Attorney General Jeff Sessions is rescinding an Obama-era Justice Department letter that asked local courts across the country to be wary of slapping poor defendants with fines and fees to fill their jurisdictions’ coffers as part of a broad rollback of what he views as guidance that overreached, according to people familiar with the matter. (Bill O'Leary/The Washington Post)

Attorney General Jeff Sessions is rescinding an Obama-era Justice Department letter that asked local courts across the country to be wary of slapping poor defendants with fines and fees to fill their jurisdictions' coffers, part of a broad rollback of guidance that Sessions believes overreached.

It's the latest move in Sessions's effort to dramatically reshape the Justice Department by undoing many of the reforms imposed by his predecessors and giving the institution a harder edge. Sessions is revoking 25 previous guidance documents dating back decades and covering topics as diverse as ATF procedures and the Americans With Disabilities Act.

In a statement, Sessions said he was ending "the long-standing abuse of issuing rules by simply publishing a letter or posting a web page."

"Congress has provided for a regulatory process in statute, and we are going to follow it," Sessions said. "This is good government and prevents confusing the public with improper and wrong advice."

In less than a year in office, Sessions has imposed a new charging policy that calls for prosecutors to pursue the most serious offenses possible, even when that might trigger stiff mandatory minimum sentences. He has restored the use of private prisons. And he has adjusted the department's legal stances on issues involving voting rights and lesbian, gay, bisexual and transgender individuals in ways that put him at odds with his most immediate predecessors.

Sessions previewed the most recent shift in a November speech at the National Lawyers Convention , where he revealed he was directing Justice Department officials to stop issuing guidance documents that try "to impose new obligations on any party outside the executive branch," saying too that he would "review and repeal existing guidance documents that violate this common-sense principle."

By then, the department already had revoked the Obama-era guidance on federal protections for transgender students, and it was clear others were potentially in the crosshairs. Sessions views many of his policy changes as restoring a strict, by-the-book interpretation of federal law. Civil liberties advocates say the changes are misguided and they disenfranchise or otherwise harm poor minorities and LGBT people.

The letter on fines and fees is not the only guidance that Sessions plans to revoke, though it is particularly significant.
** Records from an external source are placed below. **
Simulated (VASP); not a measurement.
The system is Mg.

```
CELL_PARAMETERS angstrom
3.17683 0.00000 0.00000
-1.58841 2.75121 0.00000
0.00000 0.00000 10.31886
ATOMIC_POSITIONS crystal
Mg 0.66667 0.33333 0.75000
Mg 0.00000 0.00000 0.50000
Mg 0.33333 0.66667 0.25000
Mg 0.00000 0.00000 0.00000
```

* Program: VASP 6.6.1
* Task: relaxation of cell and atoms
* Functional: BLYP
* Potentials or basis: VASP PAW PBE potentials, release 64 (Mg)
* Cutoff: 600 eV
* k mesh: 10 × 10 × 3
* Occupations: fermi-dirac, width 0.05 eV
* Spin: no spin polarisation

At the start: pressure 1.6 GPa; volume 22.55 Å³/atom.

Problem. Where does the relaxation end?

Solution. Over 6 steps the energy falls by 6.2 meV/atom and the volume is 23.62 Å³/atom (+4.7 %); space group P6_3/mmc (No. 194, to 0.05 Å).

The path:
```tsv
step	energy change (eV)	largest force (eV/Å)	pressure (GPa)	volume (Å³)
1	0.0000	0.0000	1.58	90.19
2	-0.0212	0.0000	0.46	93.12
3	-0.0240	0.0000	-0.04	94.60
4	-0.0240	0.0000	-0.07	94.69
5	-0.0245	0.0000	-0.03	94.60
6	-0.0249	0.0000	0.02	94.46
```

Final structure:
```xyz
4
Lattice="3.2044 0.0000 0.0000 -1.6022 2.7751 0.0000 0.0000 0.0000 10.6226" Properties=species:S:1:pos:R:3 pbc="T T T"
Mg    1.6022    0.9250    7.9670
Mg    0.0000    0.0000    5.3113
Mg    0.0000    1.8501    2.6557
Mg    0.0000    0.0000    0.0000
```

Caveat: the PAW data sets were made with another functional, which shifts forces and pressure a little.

The letter, which was sent in March 2016 to the chief judges and court administrators in all 50 states, noted that illegal imposition of fines and fees had been receiving significant attention, and that the Justice Department had a "strong interest" in making sure the rights of citizens were protected. The White House and the department had recently convened a summit on the issue, and the Justice Department had alleged in a lawsuit that officers in Ferguson, Mo., were violating citizens' civil rights in part because their policing tactics were meant to generate revenue.

Though it did not seek to force any new policy, the letter urged court officials to review their rules and procedures. It detailed seven principles to consider when imposing fines and fees, among them that courts should not jail people for nonpayment of fines and fees without first determining whether the non-payer was indigent and then establishing that the failure to pay was "willful," and that courts should consider alternatives to jail for indigent defendants.

"Individuals may confront escalating debt; face repeated, unnecessary incarceration for nonpayment despite posing no danger to the community; lose their jobs; and become trapped in cycles of poverty that can be nearly impossible to escape," the letter said. "Furthermore, in addition to being unlawful, to the extent that these practices are geared not toward addressing public safety, but rather toward raising revenue, they can cast doubt on the impartiality of the tribunal and erode trust between local governments and their constituents."

Vanita Gupta, who was one of the letter's authors while leading the Justice Department's Civil Rights Division during the Obama administration, said the guidance was not meant to create new law, but instead to clarify what the law said — and thus its retraction might have a somewhat muted impact.

But she said Sessions taking it back "seems like an abdication of the Justice Department's responsibility" to help local jurisdictions comply with their legal obligations, and those resistant to change might feel emboldened to continue imposing inappropriate fines and fees.

"I think it just takes the pressure off of some jurisdictions that may have been more reluctant to engage in reform," she said.